I am using multiprocessing.Pool
to run a number of independent tasks in parallel. Not so much different from the basic example in the python docs:
from multiprocessing import Pool
def f(x):
return x*x
if __name__ == '__main__':
with Pool(5) as p:
print(p.map(f, [1, 2, 3]))
I would like each item to log to a separate file. I log various info from other modules in my codebase and some third-party packages (none of them is multiprocessing aware). So, for example, I would like this:
import logging
from multiprocessing import Pool
def logOnDisk(x):
logging.info("hello world")
if __name__ == '__main__':
with Pool() as p:
p.map(logOnDisk, ["ping", "pong", "foo", "bar"])
to write on disk:
ping.log
pong.log
foo.log
bar.log
Each file should contain the string "hello world". How do I achieve this?
To use a separate logfile for every processed item (of the iterable you pass to pool.map()
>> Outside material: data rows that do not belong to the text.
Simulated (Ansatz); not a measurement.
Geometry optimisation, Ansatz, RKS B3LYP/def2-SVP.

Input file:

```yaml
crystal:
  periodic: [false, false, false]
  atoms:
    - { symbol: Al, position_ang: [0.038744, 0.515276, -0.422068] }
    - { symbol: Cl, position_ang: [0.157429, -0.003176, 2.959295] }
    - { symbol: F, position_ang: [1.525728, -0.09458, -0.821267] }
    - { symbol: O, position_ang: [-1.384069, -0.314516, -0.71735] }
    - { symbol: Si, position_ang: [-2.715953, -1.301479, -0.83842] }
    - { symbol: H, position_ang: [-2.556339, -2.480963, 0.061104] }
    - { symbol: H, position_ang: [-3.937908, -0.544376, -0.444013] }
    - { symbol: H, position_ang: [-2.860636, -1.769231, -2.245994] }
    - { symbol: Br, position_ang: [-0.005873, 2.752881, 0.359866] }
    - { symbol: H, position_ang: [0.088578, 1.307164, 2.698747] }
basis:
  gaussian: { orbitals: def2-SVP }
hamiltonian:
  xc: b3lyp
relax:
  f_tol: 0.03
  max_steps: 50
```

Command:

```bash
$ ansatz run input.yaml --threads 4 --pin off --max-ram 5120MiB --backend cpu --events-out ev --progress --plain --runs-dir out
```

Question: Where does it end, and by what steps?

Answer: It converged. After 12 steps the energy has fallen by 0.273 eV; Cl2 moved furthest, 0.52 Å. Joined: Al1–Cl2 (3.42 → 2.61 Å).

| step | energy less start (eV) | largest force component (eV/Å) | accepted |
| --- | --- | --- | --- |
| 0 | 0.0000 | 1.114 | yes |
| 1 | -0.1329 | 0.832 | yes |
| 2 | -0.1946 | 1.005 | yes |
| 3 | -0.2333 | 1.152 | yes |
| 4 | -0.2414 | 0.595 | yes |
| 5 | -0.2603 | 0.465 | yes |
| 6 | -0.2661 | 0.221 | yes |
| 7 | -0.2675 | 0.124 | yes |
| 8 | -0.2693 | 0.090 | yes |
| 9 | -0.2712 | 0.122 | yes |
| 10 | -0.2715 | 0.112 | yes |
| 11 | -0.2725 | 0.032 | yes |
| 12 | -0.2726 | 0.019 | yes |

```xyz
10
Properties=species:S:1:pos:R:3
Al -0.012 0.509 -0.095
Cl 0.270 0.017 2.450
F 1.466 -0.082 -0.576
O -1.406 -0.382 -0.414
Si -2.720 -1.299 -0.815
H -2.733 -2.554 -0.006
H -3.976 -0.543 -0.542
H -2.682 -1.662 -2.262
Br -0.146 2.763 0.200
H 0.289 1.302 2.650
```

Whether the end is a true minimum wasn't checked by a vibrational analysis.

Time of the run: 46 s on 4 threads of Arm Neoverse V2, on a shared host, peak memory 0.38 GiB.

) from inside the workers, nothing multiprocessing-specific is really needed. But you can
can use Pool's initializer()
to set up the root-loggers inside the workers and store some meta-data for logging. Under the hood the arguments to Pool(initializer)
and Pool(initargs)
end up being passed to Process(target)
and Process(args)
for creating new worker-processes.
Then you only have to exchange the Filehandler
for every item processed with log_on_disk()
inside the workers.
import logging
import multiprocessing as mp
def log_on_disk(x):
logger = _init_logger(file_id=x)
logger.info(f"hello world")
def _init_logging(level=logging.INFO, mode='a'):
fmt = logging.Formatter(
'%(asctime)s %(processName)-10s %(name)s %(levelname)-8s --- %(message)s'
)
logger = logging.getLogger()
logger.setLevel(level)
globals()['_log_meta'] = {'mode': mode, 'fmt': fmt}
def _init_logger(file_id):
logger = logging.getLogger()
logger.handlers = [] # remove all handlers
fh = logging.FileHandler(f"{file_id}.log", mode=_log_meta['mode'])
fh.setFormatter(_log_meta['fmt'])
logger.addHandler(fh)
return logger
if __name__ == '__main__':
with mp.Pool(5, initializer=_init_logging, initargs=(logging.DEBUG,)) as pool:
pool.map(log_on_disk, ["ping", "pong", "foo", "bar"])